UPDATE: The winner is…Colleen C!
“Don’t bet on it.”
“Ace in the hole.”
“Put your money where your mouth is.”
I’m not a gambler. Not at all. In fact, my adult daughter took me to a casino for the first time only a few weeks ago. And while I had a fun afternoon with her, I don’t feel the need to do it again unless it’s simply to spend more time with her. I was not drawn into the flashing lights and promises of big payouts. I had more fun watching the other people. Yep, not a gambler.
But when I was working on my last book, NOT BETTING ON FOREVER, which releases today, Aug 8th, I researched betting lingo so I could add a few phrases here and there. The main characters, Melanie and Nick, grew up next door to each other in very competitive families, so when they both end up back in town, single and next door to each other again, what can they do but fall into old habits? They don’t go to a casino but find themselves competitors in the local Battle of the Businesses.
I was surprised how many common terms and phrases come from betting lingo. I mean, I guess most of them are pretty obvious when you get right down to it. But when a non-competitive, non-gambler like me uses some of these phrases in non-betting conversations…well, as someone who loves words, it made me curious about which phrases I’ve been using without having a clue where they originated. Just a few examples…
“Holding your own.” I always thought that meant you could handle yourself in a certain situation, but in betting lingo, it means breaking even — like what I did after 5 hours in the casino with my daughter.
“Sure thing.” Now to me, it’s another way to say “yes.” “Hey, can you pick up the pizza on your way home?” “Sure thing.” But in betting lingo it means…yeah, pretty obvious…something that has 100% chance of winning. Kinda the opposite of a “Long shot.”
“Down to the wire.” That’s a phrase that now means up to the very last moment, like when I’m working right up until my deadline to finish a project. Luckily, that doesn’t happen very often! But in betting terms, it comes from a time when a wire was stretched across the finish line in horse races as a way to tell which horse won when the competition was very close. Sounds kind of dangerous to me.
You might wonder which terms my characters used in NOT BETTING ON FOREVER? Just a few examples…
“What do you want to bet?” That was only a few pages into the book. They can’t help it!
“Penny ante.” It used to be a small-stakes poker game. The definition now means any dealings on a small scale. Nick and Melanie’s parents usually play for pennies, big jars of them.

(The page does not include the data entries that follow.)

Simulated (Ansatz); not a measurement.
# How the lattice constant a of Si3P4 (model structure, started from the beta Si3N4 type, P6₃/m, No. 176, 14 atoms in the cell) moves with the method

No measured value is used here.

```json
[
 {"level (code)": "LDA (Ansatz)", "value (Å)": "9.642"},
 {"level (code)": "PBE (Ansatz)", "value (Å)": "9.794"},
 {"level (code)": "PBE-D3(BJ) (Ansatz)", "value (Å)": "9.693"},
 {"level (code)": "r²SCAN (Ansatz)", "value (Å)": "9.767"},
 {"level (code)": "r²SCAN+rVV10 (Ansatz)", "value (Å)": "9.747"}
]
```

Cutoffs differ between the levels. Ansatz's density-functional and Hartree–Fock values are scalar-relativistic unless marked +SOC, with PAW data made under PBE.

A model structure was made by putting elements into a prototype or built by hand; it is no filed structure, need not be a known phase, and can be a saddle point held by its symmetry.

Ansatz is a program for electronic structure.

“Luck of the draw.” Melanie’s team is put up against a tough competitor in one of the battles, I’m not going to tell you who won.
“You’ve got a bet.” Nick and Melanie made a side bet. Um…more than one, actually.
The examples I’ve given are just the tip of the iceberg. So, what about you? Any favorite betting phrases? Do you like to hit the casinos? Do you weigh the odds? Play your cards right? Or are the cards stacked against you? Let me know in the comments below and one lucky commenter will get a free digital copy of NOT BETTING ON FOREVER.
Not Betting on Forever
What’s the fun when you don’t bet to win?
Single mom Melanie Hayes should absolutely, completely, and totally not be attracted to her next door neighbor. Nick Campagna can be her friend, her secret crush, or just the arrogant —and unavoidably handsome—jerk next door, but nothing more. Because, even though it was a million years ago, he’s also her sister’s ex. And now, with Lakeside’s Battle of the Businesses in full swing, Nick’s also Melanie’s competition.
Their families have always been competitive, so it’s no surprise to anyone that Nick and Melanie are playing for more than just bragging rights. With a coveted piece of land on the line, Nick isn’t backing down. Maybe he can’t help noticing that the tomboy he knew as a kid has turned into a stunning redhead. Maybe he is attracted to Melanie. Ridiculously so. But as real as this feels, Nick knows this is one game he definitely can’t win.
They’ve known each other long enough that it’s definitely not love at first sight. But attraction can happen in an instant. And this is one wager where winning is nowhere near as fun as playing the game…
BRAND NEW RELEASE! Get your copy here: Not Betting on Forever
Oh, and the title phrase – “Winner, winner, chicken dinner?” It’s said that it originated from gamblers who would bet anything to win enough money to buy themselves a chicken dinner.